One thing to note about this combination which I have seen, is that some people comment that the WBFKs are less sensitive than the CI and DTECs, hence the highs sounds recessed or the bass and mids need a resistor in series to tame the response. Could anyone advise me on a suitable crossover network for these 3 drivers (resistor values and cap values would be appreciated, or suitable frequencies as I know how to calculate that myself). Alternatively, should I go for dual WBFKs since they’re really small and easy to fit into the shell?

 

Also, do I need to cascade multiple components to create a bandpass network for the mids? I think I need a minimum of 2 high and 2 low pass to create a suitable network (low pass for subwoofer, bandpass for woofer, high pass for tweeter), but I’ve seen examples with less. Would it be bad to pass the high frequencies to the CI or  low frequencies to the DTEC as that might cause problems with interference?

 

I also considered making an active network in a separate box and hacking a player into it, but that seemed too complicated especially considering the size, but I’ve seen one example in this thread so I might consider modifying it one day to include a suitable network.

 

I also would like to eventually customise this IEM, but for now I’m going to rapid prototype a universal shell since I have access to a really good machine from stratsys with a lovely clear material. Does anyone have any idea where I can find a online model to base my shell on? I’ve done a simple rounded shell in solidworks to see if it fits in my ear, but doing a more complex model without exact measurements of an existing IEM is too hit and miss for me.

 

Thanks for helping!

Hey there! Do you plan on measuring the frequency response? What is the material you are printing?

post #1715 of 5645
Quote:
Originally Posted by tomtomtom View Post
 

Hey there! Do you plan on measuring the frequency response? What is the material you are printing?

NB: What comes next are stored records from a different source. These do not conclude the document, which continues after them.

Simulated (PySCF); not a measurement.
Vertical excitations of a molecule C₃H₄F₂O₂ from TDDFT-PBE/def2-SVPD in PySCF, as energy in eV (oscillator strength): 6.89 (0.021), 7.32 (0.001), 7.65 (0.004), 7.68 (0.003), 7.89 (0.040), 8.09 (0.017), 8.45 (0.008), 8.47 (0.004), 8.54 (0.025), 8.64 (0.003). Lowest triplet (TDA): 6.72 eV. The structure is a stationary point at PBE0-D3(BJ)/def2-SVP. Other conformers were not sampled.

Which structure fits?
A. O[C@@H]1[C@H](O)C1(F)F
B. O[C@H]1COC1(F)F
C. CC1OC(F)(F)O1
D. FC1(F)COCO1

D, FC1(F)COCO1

I would like to, and my friends have plans to measure, but personally I think it's not worth the time as I can't control the variables well enough to actually tune the response. I’ll use a heavy dose of EQ after the fact to smooth out anything the crossover doesn’t do well enough. I think the problems will be heavy spikes at certain frequencies thanks to resonance and the drivers themselves, which a crossover can’t handle unless I squeeze in a notch filter.

 

Like I said, I might choose to remove everything redesign around a active filter circuit which I know how to design. I just want to get suggestions on a passive crossover that I can actually squeeze into the earphone. :)


I will likely will print in Veroclear. http://www.stratasys.com/materials/polyjet/transparent . It’s not the most strong, but the tranparency will be nice if I can arrange everything inside presentably

post #1716 of 5645
Quote:
Originally Posted by vector1 View Post
 

I would like to, and my friends have plans to measure, but personally I think it's not worth the time as I can't control the variables well enough to actually tune the response. I’ll use a heavy dose of EQ after the fact to smooth out anything the crossover doesn’t do well enough. I think the problems will be heavy spikes at certain frequencies thanks to resonance and the drivers themselves, which a crossover can’t handle unless I squeeze in a notch filter.

 

Like I said, I might choose to remove everything redesign around a active filter circuit which I know how to design. I just want to get suggestions on a passive crossover that I can actually squeeze into the earphone. :)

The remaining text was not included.